I could not think of a more appropriate, atmospheric venue for photographer Justin Partyka's beautiful, evocative photographs of rural photographs from Suffolk and Norfolk than the Black Barn in Cockley Cley, where a large selection of his work has been on view since mid September.



Walking from one barn room to the next, we encounter carefully observed landscapes, sensitive portraits and still lives - made since the late 1990s using a 35 mm analogue SLR camera and transparence film. Partyka explains that he still only makes his work using the analogue process. 
He studied folk art and history in Newfoundland and discovered that photography became his preferred way of capturing experiences and encounters. His intuitive way of making photographs and the care he takes to observe minute details and to get to know the people and places he photographs and connect with them make his photographic series burst with experience but also light and colours.
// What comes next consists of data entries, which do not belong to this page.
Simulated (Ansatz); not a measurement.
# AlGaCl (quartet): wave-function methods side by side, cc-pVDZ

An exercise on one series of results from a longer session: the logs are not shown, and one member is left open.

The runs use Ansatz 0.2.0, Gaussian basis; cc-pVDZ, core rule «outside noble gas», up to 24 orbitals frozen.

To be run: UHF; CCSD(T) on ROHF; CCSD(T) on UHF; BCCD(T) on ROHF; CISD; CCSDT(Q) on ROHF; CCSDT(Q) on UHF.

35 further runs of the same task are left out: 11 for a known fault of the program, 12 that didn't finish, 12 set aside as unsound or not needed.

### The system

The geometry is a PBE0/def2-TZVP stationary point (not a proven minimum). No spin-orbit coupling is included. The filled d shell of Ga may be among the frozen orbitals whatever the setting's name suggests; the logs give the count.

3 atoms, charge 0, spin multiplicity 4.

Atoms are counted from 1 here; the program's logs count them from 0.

More of Partyka's work can be found here:
http://www.justinpartyka.com/




The same day, we also visited Magnificent Obsessions: The Artist as Collector at Sainsbury Centre for Visual Arts, UEA, Norwich.

A version of this exhibition had previously been on view at the Barbican, where I had missed it. I couldn't think of a more beautiful way of displaying Pae White's collection of scarves designed by Vera Neuman - a trip just to see the way the scarves have been suspended in colourful rows would be worthwile. The arrangement of Martin Parr's postcard collection creates fascinating new relationships and topographies - photographs of the artists with their collections at home make possible new insights and help understand the influences of the objects on the artists' own work (e.g. Edmund de Waal's collection echoes his elegant white porcelain vessels).